Madam Lirette of course knew none of this but she loved her children and cared for them tenderly and without complaint. She and her husband are spectacular evidence that happiness can be unconditional.
Film: The Trap
Director: Lina Verchery
If you’ve ever lived among Acadians — the descendents of peasants from the north of France who settled in the Maritime provinces in the 17th century– you probably can’t imagine a more incongruous neighbour than a monastery filled with shaven-headed, purple-robed Buddhists. But Verchery makes it all seem so natural, finding the common ground between the two solitudes: lobster fishermen and monks striving to let go of desire. Gently placing egg-bearing female lobsters back into the ocean thus becomes as mindful an act as group chanting. It’s beautiful to see how the fishermen accept a Buddhist philosophy that must have initially appeared absurd to them.
The films of the Tremplin program manifest nine of the Mindful Bard’s criteria for films well worth seeing.

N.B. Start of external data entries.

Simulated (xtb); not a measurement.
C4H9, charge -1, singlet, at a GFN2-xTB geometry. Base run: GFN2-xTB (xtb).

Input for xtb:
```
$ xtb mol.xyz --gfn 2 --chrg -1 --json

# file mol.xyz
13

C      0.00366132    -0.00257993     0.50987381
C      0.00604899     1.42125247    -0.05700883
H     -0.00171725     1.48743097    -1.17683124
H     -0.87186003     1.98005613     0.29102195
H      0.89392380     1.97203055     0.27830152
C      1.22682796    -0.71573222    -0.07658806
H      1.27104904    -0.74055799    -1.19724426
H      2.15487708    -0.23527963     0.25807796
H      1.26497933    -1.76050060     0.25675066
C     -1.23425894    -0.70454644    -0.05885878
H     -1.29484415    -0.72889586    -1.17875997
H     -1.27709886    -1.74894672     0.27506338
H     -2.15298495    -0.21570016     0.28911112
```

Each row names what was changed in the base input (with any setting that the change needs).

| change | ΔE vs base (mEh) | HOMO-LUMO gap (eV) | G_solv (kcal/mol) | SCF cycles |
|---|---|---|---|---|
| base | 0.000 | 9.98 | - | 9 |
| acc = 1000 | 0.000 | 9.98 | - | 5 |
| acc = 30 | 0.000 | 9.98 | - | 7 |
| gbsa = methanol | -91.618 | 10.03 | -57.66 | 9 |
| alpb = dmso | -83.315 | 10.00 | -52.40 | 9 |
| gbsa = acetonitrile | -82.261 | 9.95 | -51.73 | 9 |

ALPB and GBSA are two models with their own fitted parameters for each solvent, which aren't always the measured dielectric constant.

1) It is authentic, original, and delightful; 2) It poses and admirably responds to questions that have a direct bearing on my view of existence; 3) It stimulates my mind; 4) It harmoniously unites art with social action, saving me from both seclusion in an ivory tower and slavery to someone else’s political agenda; 5)It provides respite from a sick and cruel world, a respite enabling me to renew myself for a return to mindful artistic endeavor; 6)It inspires an awareness of the sanctity of creation; 7)It displays an engagement with and compassionate response to suffering; 8)It renews my enthusiasm for positive social action; and 9) It makes me appreciate that life is a complex and rare phenomena, making living a unique opportunity.